I was surprised to see TJ Hooker was an 80s show. I’d always thought it happened before Star Trek, not after.
Anyway, the only thing you can really compare Star Trek (TOS and TNG) to is Star Wars, I think. Both were completely breakaway hits that affected the mainstream public in ways few other TV shows or movies have. So you have these works that are completely unmatched in popularity, then you throw in the fact that they featured relatively unknown actors.
The viewing public didn’t know these people as actors (unlike stars like Cary Grant, Sigourney Weaver, or Brad Pitt); it was their first time seeing those actors and they saw them in these amazing roles. A person’s first association with James Doohan isn’t “Doohan playing Scotty,” it’s “Scotty!” When you get enough people for whom that’s the association, whether or not the people casting for future projects buy into it, they’re still going to shy away from the typecasted actor because they don’t want their project overshadowed by the fact that Scotty is in it.
Even Alec Guiness, an accomplished actor before Star Wars, couldn’t escape the typecasting, because the demographic Star Wars resonated most strongly with had never seen his previous movies. Although with Sir Guinness, his lack of roles post-Star Wars may have been due to other reasons, but it’s safe to say that after Star Wars the movie-going public simply knew him as Obi-Wan.
Guys like Shatner and Harrison Ford can escape typecasting sometimes. My guess is because they’re far more aggressive in seeking out new roles (or their agents are), they have a bit more clout than the other actors, and perhaps they’re just a bit more talented which gives them the edge.

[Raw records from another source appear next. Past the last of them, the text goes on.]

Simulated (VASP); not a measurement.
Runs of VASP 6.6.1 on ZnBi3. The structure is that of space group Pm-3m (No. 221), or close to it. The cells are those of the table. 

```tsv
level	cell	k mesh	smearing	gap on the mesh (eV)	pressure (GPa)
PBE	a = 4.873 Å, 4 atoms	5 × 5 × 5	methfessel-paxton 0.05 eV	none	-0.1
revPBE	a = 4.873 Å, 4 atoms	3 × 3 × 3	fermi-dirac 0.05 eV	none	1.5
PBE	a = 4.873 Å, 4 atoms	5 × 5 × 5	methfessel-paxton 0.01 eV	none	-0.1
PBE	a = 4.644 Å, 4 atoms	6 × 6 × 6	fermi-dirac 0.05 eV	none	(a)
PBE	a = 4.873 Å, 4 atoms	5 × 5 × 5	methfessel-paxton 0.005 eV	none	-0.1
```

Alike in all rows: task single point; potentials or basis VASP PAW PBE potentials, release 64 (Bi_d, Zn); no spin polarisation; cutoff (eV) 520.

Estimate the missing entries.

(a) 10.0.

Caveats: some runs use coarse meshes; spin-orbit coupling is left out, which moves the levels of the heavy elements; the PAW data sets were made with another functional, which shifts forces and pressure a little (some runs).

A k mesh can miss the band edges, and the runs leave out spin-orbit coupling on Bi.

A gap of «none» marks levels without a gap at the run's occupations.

Ford lucked out in having both Star Wars and Indiana Jones play around the same time, so people couldn’t just pigeonhole him; instead of just seeing Han Solo, they had to go, “Wait, so this guy is Solo AND Jones? That won’t do at all, what’s his real name?” And from there Ford earned star power instead of simply being an actor. Even then he got typecasted as being an action hero, but at least that’s a bit broader than Han Solo.
As for Shatner, I don’t know exactly why he escaped typecasting, but I suspect it was due to aggressiveness and an overabundance of personality. He made people see him, not Kirk. The rest of the cast of TOS were not such big prima donnas, I should think, and they lacked the clout he had.
It’d be nice if people were rational enough to understand that the actor and the character are separate entities, but fact is when the majority of people see a face for the first time, the identity attached with that face is what gets remembered, and first impressions are incredibly hard to break.